In need of a great comfort food recipe? Homemade beef stroganoff is just that! Slowly stew your beef to tender perfection over a deliciously deep cream sauce. Learn how to make homemade beef stroganoff with this easy to follow recipe!
Mike’s Recipe Rundown
- Taste: Deep and savory. Like a nice steak in a rich cream sauce.
- Texture: Tender and creamy. The steak is slowly cooked to break down connective tissue and really leave you with a tender bite. The cream sauce and buttered noodles really provide a rich, comforting taste.
- Difficulty – Intermediate: The recipe is easy enough to follow for any stay at home chef to pull off.
- Pros: This is comfort food at it’s best. Great on a cool night, or just when you need something satisfying at the end of a long, hard day.
- Cons: This recipe calls for chuck steak, which requires a long stew to break down. If you’re looking for something quick, a beef tenderloin version would do the trick.
- Would I make again? Ab-so-lutely! This is a go to comfort food meal in out house.
What is Beef Stroganoff?
Beef stroganoff originated in Russia, as a sautéed piece of beef served in a sauce with sour cream. It can either be made with beef tenderloin quickly seared, or slowly cooked tougher cuts, like we use here with beef chuck roast. By slowly cooking it, we really develop the flavor and tenderness from a more affordable cut of meat.
Beef stroganoff is often served over noodles, like we use in this recipe. Rice is another popular vessel for this dish. In Scandinavia, it’s not unpopular to see sausage substituted for the beef as well. We keep this super traditional with this awesome, comforting recipe found below.
What do I need to make beef stroganoff?
We’ll do the vast majority of our cooking in a large cast iron skillet . If you don’t have a skillet, a large saute pan can also do the trick. I just prefer the sear you can get on the meat from a well seasoned cast iron pan . Of course, you’ll also boil your noodles in a large pot .
Nerd Chef’s Tips and Tricks
- As I’ve stated above, there’s two main ways to cook stroganoff. The version in most restaurants uses quickly seared beef tenderloin. That goes best when you buy a whole beef tenderloin and butcher it. You’ll often end up with tips that are great for this. The more affordable everyday version uses a nice chuck roast, but requires a much slower braise to make it as tender as we want it.
- Use a high heat oil when searing beef in a cast iron. Using a oil with a low smoke point – like olive oil – will easily smoke out your kitchen.
- If your meat has cooked an hour and it’s still tough, it simply needs more time. Add a splash more water and continue to cook, checking it every ten minutes and adding more water as needed.

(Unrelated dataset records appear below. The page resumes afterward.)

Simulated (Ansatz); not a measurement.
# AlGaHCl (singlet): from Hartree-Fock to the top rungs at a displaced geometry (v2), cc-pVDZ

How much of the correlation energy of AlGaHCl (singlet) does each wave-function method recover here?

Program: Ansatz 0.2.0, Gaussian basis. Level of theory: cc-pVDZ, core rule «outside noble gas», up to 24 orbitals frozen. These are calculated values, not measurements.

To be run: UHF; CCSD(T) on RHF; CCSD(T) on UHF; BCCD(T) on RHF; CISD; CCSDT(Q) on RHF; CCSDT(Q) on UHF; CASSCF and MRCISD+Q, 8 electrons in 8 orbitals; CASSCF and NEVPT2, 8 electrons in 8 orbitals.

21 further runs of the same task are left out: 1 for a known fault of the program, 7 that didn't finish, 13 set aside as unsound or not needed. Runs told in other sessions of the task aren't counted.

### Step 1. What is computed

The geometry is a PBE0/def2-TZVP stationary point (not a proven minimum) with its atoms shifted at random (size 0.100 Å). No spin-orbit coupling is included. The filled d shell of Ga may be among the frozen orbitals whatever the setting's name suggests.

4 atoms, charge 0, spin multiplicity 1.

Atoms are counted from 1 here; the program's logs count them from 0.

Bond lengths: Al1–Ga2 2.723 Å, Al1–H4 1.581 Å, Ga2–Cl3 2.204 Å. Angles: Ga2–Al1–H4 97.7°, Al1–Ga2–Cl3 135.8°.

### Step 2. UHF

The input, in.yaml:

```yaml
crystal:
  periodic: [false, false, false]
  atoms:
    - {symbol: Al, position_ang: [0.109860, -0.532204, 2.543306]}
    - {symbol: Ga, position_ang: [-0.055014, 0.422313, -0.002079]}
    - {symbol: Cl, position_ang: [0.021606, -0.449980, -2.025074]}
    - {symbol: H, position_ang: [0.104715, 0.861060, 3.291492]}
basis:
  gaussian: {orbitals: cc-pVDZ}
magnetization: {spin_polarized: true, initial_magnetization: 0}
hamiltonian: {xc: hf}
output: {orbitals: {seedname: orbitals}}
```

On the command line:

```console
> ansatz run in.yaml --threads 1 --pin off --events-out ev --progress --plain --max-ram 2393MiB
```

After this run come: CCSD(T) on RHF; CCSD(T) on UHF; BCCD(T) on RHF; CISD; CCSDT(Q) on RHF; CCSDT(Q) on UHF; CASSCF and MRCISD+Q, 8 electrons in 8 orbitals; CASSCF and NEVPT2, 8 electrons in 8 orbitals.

- Chef John’s version of this recipe comes with a nice video, if you’re more of a visual learner.
How to Make Beef Stroganoff
Heat a large cast iron pan over medium high heat. Meanwhile, take your chuck roast out and lay it on a cutting board. Cut your across the chuck roast widthwise in 1/2 inch slices. Next, lay slices flat and cut lengthwise into 1/2 inch slices. You should now have a bunch of evenly sliced beef ribbon strips. Season strips with salt and pepper.
Add a high-smoke point oil to the cast iron pan. I used grapeseed oil. Allow oil to heat and add beef to pan. Sear until beef is browned on all sides, then remove to a pan to rest. Reduce heat on pan to medium.
Add mushrooms, onions and 1 Tbsp butter to pan. Stir together and season with another pinch of salt and pepper. Cook until veggies are tender, about 5 minutes.
Braise The Bar
Pour white wine into pan. When it simmers, use the end of a spatula to scrape up all the brown bits from the bottom of the pan. Add one cup of beef stock and continue scraping up any remaining bits. Once all bits have been scrapped up, add remainder of stock and reduce heat to low.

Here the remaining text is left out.